The Daily Parker

Politics, Weather, Photography, and the Dog

What ship is that?

At work, I typically sit at an east-facing window on the 35th floor of the Sears Willis Tower. Here's my view:

That means I can often see Michigan, Indiana, and everything in between, including very large boats out on the Lake. For the last half-hour I've watched a huge white thing slowly steam South, wondering what it was. It turns out, there's a website for that. And the boat is, in fact, pretty big:

So the 138-meter Glostrander is puttering southward at 19 km/h towards South Chicago. Good to know. (You can see the boat in the photo above just to the left of the Board of Trade building. It's the white horizontal sliver close to the horizon.)

The destruction of interstate highways

Two stories, in two directions. First, a cool interactive history of how the construction of Chicago's Eisenhower Expressway (I-290) displaced thousands of people and destroyed thousands of buildings:

In the late 1940s, the Oak Leaves newspaper in Oak Park predicted that the new superhighway would replace the West Side’s “appalling slums” with “orderly dwellings where orderly people are living in health and comfort.”

Of all the neighborhoods that the expressway sliced through, the Near West Side had the largest population of blacks in 1950. Nearly 40 percent of its people were African-American.

In February 1949, city housing coordinator D.E. Macklemann said some people in the neighborhood simply didn’t believe that the highway would actually get built. “One man forced us to get an eviction order from the court because he said he had been reading about superhighways for years and thought the whole thing was a dream,” Macklemann told the Tribune. “In several instances residents paid no attention until the buildings next door were being torn down.”
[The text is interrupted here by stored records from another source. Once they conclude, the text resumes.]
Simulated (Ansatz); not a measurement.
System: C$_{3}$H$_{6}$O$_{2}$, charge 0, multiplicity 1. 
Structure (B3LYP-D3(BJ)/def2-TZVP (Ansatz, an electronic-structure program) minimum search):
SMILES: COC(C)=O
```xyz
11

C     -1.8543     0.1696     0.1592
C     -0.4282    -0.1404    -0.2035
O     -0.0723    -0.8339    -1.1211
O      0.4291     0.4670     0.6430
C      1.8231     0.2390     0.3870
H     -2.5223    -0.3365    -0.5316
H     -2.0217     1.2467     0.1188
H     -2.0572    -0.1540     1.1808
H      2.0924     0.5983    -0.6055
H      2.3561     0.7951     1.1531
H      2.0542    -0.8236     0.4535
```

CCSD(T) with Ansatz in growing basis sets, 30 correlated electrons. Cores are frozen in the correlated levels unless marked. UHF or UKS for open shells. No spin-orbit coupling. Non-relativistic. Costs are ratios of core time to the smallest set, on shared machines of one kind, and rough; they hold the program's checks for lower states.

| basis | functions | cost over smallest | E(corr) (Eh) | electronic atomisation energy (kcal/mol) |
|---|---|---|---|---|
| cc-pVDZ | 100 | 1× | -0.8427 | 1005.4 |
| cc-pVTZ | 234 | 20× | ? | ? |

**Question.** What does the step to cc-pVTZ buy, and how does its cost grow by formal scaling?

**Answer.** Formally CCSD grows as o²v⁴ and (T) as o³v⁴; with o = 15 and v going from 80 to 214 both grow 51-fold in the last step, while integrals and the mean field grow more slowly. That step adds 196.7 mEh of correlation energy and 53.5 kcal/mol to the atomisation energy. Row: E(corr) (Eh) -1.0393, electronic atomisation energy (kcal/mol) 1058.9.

Second, a report about how Rochester, N.Y., has followed San Francisco, Boston, and other cities in burying or removing highways that blighted or isolated their downtowns:

Rochester lucked out. The eastern quadrant of the Inner Loop was isolated from the main flow of traffic into the city, and thus, the traffic volume on that segment of highway was never particularly high. As a result, discussions about burying this portion of the Inner Loop weren’t sidetracked by circular debates about what to do with the traffic it would displace. It may have taken decades to move forward, but that’s still more progress than many cities can claim.

Our research at the University of Connecticut shows that cities that transformed their downtowns with freeways, parking, and monolithic developments were flooded with traffic even while they were losing jobs and residents. The few American cities that maintained most of their prewar urban fabric saw much less growth in traffic congestion and have retained their character as vibrant walking cities.

We also know that cities that have removed freeways—usually due to an act of nature—have seen a decrease in traffic congestion. In some cases, the decrease was more than 50 percent.

I hope that someday, years from now but in my lifetime, we'll see the Eisenhower buried as well. There have been proposals to do that in Oak Park almost since it was built. But that would require a commitment to livable spaces that the U.S. doesn't seem likely to make.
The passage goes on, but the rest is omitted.